Sister Michel Rodgers, OP, a member of the Caldwell Dominicans for 70 years, was a proud Irish woman with a wry sense of humor and the gift of storytelling. She was faithful and present to family and friends, especially during their times of need, and her gentle heart will be her lasting gift.

Sister Michel had a long, successful ministry in education as an engaging teacher and exceptional administrator, working with students from first grade through college. Initially coming to Caldwell College (now University) as an instructor in sociology, she ministered over the years as director of academic advisement, assistant dean of academic affairs, director of residents in Mother Joseph Residence Hall, and vice president and dean of student life. After retiring from the latter position, she volunteered as a tutor in the Academic Support Center. Sister enjoyed assisting students with their research and writing and then celebrating their successes. In 1992, she received the Outstanding Program Award from the ACT/NACADA Program for Academic Advising and, in 1995, she was awarded the Caldwell Cup by the university in recognition of her unique contribution to the campus. Sister’s years at the university were sandwiched around a ministry as teacher and principal at Saint Francis de Sales School in Marsh Harbour, Abaco, Bahamas, and she had many fond memories of those years. Prior to these ministries, Sister Michel served as teacher and basketball coach at Saint Mary High School, Rutherford, and also taught at Saint Cassian School, Upper Montclair; Mount Saint Dominic Academy, Caldwell; and Saint Aloysius School, Caldwell. Following her retirement from the university, Sister served as assistant resident manager at Marian Manor.
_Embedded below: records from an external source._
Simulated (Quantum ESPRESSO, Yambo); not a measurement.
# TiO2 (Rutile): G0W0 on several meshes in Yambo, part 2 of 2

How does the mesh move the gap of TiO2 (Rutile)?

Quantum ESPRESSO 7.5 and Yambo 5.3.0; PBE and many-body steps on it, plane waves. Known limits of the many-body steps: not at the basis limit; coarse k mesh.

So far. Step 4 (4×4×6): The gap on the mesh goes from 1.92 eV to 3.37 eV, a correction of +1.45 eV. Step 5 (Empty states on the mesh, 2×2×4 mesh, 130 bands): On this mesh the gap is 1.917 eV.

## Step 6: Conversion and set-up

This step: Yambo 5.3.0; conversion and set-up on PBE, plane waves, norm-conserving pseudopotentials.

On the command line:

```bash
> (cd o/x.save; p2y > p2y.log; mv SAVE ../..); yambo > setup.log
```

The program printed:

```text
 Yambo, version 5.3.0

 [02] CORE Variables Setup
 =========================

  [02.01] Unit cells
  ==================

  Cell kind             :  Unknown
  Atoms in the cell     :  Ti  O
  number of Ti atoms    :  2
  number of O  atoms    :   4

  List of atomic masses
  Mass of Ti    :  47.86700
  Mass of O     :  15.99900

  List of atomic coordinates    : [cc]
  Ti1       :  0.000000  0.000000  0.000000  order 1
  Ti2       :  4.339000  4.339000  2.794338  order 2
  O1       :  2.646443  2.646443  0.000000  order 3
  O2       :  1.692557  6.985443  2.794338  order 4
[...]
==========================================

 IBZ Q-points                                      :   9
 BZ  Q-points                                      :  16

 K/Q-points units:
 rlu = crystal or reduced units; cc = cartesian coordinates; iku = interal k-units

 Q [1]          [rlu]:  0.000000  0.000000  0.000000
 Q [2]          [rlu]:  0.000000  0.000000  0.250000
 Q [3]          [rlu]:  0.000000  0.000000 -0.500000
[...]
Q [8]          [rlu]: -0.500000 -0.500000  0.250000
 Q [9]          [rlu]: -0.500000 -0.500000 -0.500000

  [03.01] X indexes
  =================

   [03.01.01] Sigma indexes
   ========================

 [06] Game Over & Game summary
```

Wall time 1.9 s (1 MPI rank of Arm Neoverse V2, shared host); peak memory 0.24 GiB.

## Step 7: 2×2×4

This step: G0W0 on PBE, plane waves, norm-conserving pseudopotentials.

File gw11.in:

Sister Michel was an avid supporter of Caldwell University’s intercollegiate athletic programs and one of Caldwell’s most vocal cheerleaders, seldom missing a basketball, softball, soccer, volleyball, or sprint football game. In 2010, Sister Michel was selected as a member of the inaugural class of the Caldwell University Athletics Hall of Fame for her significant role in supporting these programs. She often had critiques for the coaches, letting them know who should get more or less playing time and what coaching moves they should make. And she had her spiritual journal—her basketball scorebook—to prove she was right. Yet that tough, no-nonsense mind was accompanied by a soft, generous heart and a marvelous sense of humor, which she often used at her own expense. She had a great interest in politics and was an avid newspaper reader, absolutely devouring the daily sports section and obituaries.

A true woman of the gospel, Sister Michel preached the love of God and neighbor in both word and action. She is now united with her God and with her mother, Grace, her father, William, and her sisters, Ruth and Rita. Anyone who knew her can close their eyes and see her in her red jacket, a glass of bubbly in hand, itching to get out on the dance floor for the Electric Slide or sit in the bleachers to cheer on the athletes. We raise our own glasses in a toast to a life well lived, and we pray: “May God hold you, Michel, in the palm of His hand.”